Last summer I reviewed the Barge Heights LED 36 fixture, and was quite impressed by it. After I sent that one back (wishing I had more budget for new fixtures), I asked for an LED Bar 252 to play with. I was thinking of getting some LED fixtures for our student/community room to use as wall washers. It’s pretty bland in there right now, and I wanted something that could throw color on the back walls of the stage.
Now, one of the first things you need to know about the LED Bar is that it sells for $215. That’s right, $215. It’s a one meter long bar with 252 RGB LEDs. Now, for $215, you wouldn’t expect it to have the output, CRI or power of say, a ChromaQ bar. And it doesn’t. But it’s $215; which is less than the sales tax on a one meter ChromaQ. So keep that in mind.
In my application, I have a wall height of about 10’. I set the LED bar on the floor, ran DMX to it and positioned it so the light raked up the wall (which in this case was covered by some burlap). Once I navigated the menus and got the settings correct, it worked like a charm. Almost.
My biggest beef with this fixture is not the light output or quality, it’s the controller chip. I talked to the guys at Barge Heights (who are super-nice guys, by the way) and they told me they are using a stock, off the shelf controller chip. This is good for keeping the cost down, but because it’s generic, it’s not exactly what they want.
The bar can operate in auto mode, cycling through colors on its own, or you can preset it to one of 32 colors and it will just sit there. Most of us are going to want to run in DMX mode, and it will do that as well. You can also set them to Master and Slave mode, so if you want to wash a big area, you really only need to “control” one; the rest will follow. Or you could address them all the same.
In DMX mode, it’s 14 channels of operation. The bar is broken up into three segments, so you could have chases running on the fixture, or three separate colors. This could be kind of cool if you wanted to create multiple color streaks on your walls.

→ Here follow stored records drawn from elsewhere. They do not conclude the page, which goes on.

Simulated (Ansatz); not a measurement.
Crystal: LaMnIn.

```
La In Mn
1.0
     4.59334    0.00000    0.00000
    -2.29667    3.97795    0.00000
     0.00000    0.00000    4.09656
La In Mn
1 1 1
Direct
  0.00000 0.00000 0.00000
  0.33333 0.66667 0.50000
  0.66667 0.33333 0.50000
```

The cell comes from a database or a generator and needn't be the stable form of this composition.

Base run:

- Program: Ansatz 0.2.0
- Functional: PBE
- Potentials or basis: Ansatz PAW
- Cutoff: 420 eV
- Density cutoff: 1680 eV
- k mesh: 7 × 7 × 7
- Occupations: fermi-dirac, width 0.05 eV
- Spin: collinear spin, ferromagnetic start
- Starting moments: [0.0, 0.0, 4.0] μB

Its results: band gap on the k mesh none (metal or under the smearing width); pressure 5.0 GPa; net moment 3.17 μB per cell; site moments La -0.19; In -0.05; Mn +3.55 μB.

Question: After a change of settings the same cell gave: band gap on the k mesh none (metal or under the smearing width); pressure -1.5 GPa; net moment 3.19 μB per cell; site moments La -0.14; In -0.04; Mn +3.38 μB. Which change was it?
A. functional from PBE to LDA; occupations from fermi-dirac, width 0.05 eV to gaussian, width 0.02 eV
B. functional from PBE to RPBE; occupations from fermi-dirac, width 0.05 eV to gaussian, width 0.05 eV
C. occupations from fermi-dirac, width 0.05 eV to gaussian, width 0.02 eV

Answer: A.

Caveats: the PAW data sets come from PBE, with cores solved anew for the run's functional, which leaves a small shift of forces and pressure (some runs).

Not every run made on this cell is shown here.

The 14-channel mode is where I ran into some issues. Channel 1 is really a control channel. Various values will select strobing, chases, segment chases and, oddly, full red. Channel 2 is the intensity channel. Unfortunately 0-64 is 0-100% intensity, and at 65 various strobing modes start. On a computerized lighting console, you could (and I would suggest this) park channel 1 at 0 and channel 2 at 255 (or 100% depending on the values you’re working with). Then you would use channels 3-5 to control color and intensity for the whole bar or 6-14 to control the 3 segments.
However, the lighting board in that room is an ETC SmartFade 24/48. I can’t park channels. I tried patching channel 2 to a “hidden” channel and leaving it up, but if someone moved the master down just a little, the bar started strobing. That was a bit of an issue.
Clifton suggested assigning channel 2 to the Independent channel and making Ind 1 a simple On/Off control. That way the LED Bar would either be on or off. After doing this, it worked fine. I just labeled Ind. 1 “LEDs ON/OFF” and everything was peachy.
The lesson from this is threefold: First, if you’re trying to hit a price point, you must make compromises. They said they want to get to the point where they are doing enough volume and they can afford to get custom programmed controllers. But until then, this is what we have. Second, there is more than one way to work around an issue, and third, if you can’t figure it out, talk to the manufacturer—they often have really good ideas.
As far as light output and dimming quality go, the LED Bar is fine. I don’t think I would try to wash a 60’ high cyc with it, but for our 10’ wall, it has more than enough power. I tried it on our 24’ high side walls in the main room (which are a weird peach color), and it started to run out of steam about 3/4 up the wall. But again, they’re $215. For smaller rooms that need some color on the back wall, they work just fine. I didn’t test them with video, but I’m told flicker is not an issue.
When it comes to long-term durability, it’s hard to tell. However, when I fell off the stage last week and jacked up my back, I was carrying the LED Bar. It smacked the edge of the stage almost as hard as I did and it powered up and worked just fine. So it survives the fall test.
The bottom line for me is this: I plan to buy a few more of them early next year to use as wall washers in our student room. For the price, they can’t be beat, and they will do what we need them to do. And again, I like the guys at Barge Heights, and I prefer doing business with people I like. They may not be the right fixture for every situation, but for short throw color wash, they are a good choice.